What is an expression for a priest not wearing official attire?

Is there an English expression for a priest or monk not wearing his religious attire? (any Christian doctrine, or even more general).

Clarification: I'm trying to say that someone looks like an Orthodox priest who's not wearing vestments, not find a term/expression for priests who have, for any reason, no been wearing theirs.

I didn't include the Orthodox part in the original question since I was looking for a more universal expression, not a religious term, Orthodox or not.

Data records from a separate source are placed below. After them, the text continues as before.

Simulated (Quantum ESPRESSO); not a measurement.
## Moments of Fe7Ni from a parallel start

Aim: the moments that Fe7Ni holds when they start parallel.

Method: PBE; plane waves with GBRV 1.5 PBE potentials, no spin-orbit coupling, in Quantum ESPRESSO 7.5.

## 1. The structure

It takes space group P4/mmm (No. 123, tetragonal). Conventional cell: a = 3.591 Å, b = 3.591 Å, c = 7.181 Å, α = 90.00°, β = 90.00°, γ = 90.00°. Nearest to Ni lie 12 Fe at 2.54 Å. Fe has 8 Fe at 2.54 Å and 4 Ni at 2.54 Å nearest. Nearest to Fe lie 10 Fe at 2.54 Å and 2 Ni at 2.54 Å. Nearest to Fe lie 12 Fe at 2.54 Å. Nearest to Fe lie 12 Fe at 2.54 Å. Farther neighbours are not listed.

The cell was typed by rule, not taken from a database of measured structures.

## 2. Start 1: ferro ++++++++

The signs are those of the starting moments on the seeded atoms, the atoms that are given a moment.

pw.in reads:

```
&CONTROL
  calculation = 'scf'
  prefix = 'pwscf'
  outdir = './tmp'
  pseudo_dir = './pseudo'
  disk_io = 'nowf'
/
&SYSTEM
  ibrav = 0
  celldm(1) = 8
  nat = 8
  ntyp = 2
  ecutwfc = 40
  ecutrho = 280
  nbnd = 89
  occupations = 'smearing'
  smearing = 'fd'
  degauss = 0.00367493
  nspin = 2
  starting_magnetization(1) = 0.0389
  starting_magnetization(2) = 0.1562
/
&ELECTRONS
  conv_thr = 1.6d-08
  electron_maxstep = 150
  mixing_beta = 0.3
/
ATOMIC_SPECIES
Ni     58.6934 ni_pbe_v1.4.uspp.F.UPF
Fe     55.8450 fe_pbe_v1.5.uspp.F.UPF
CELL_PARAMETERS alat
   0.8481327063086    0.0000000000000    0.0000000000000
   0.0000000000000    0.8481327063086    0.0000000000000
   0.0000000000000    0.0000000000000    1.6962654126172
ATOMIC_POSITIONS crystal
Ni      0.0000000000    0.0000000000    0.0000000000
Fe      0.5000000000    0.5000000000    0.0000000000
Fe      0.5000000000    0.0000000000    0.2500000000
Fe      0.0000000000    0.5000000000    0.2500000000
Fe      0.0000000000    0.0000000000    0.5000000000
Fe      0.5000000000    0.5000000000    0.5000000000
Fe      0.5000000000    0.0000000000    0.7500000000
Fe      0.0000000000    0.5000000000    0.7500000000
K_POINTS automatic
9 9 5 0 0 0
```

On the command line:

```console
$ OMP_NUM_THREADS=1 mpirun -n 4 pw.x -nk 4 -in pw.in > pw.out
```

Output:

Aside from a hair-splitting distinction among some Catholics (see below), there is no official term, and you will find a variety of choices:

  • layman's clothes is probably the most obvious way to make a distinction between clothes worn by clerics and clothes worn by non-clerics.
  • More formally, one could refer to lay dress or lay costume, as a neat parallel to clerical dress or costume.
  • More generically, at least in American English, street clothes are the ordinary clothes people wear in public, as opposed to specialized garments such as sportswear or work uniforms.
  • You could borrow the term civilian clothes, in more casual usages; usually this term is used to contrast street clothes from a police or military uniform. The slang civvies may be suitable in some cases.
  • As Josh61 has indicated, police who do not wear a uniform are plainclothes officers, or work in plain clothes.
  • Rarer is conversation is mufti, already mentioned by bib. According to the Online Etymology Dictionary, this meaning is from 1816, of unknown origin, perhaps from mufti's costume of robes and slippers in stage plays, which was felt to resemble plain clothes.

In Catholicism, it depends on what you mean by religious attire. There are various various types of clerical dress for different purposes, and while the customary daily dress is the cassock, in many countries, at least among secular priests, the cassock has been replaced by the clerical suit.

This is not a newfangled development. The clerical suit was long preferred in Britain in order to distinguish Catholics from their cassock-clad Anglican cohorts, and in the U.S., it was adopted at one or the other Councils of Baltimore as a precaution amidst strong, sometimes violent anti-Catholicism in American society. But to some traditionalists, the cassock is the only acceptable public costume, and therefore the clerical suit is not "official" attire.


Perhaps you could say in mufti

Plain clothes worn by a person who wears a uniform for their job, such as a soldier or police officer: I was a flying officer in mufti

Oxford Dictionaries Online


Plainclothes :

  • dressed in ordinary clothes and not a uniform while on duty.

  • ordinary clothes, as distinguished from uniform, as worn by a police detective on duty

    • a plain-clothes policeman.
  • a plain clothes priest ( Joyce's Finnegans Wake: The Curse of Kabbalah)

Layman's attire or layman's clothes. From "Martin Luther: The Man and the Image," by Herbert David Rix: "he (Luther)...changed his identity by putting on a layman's attire for his evenings out." "John P. (a fellow Augustinian monk) ran off because he was guilty of shameful behavior that disgraced us all. The police found him in layman's clothes in a brothel."

A Google search easily finds many other examples of these expressions in literature.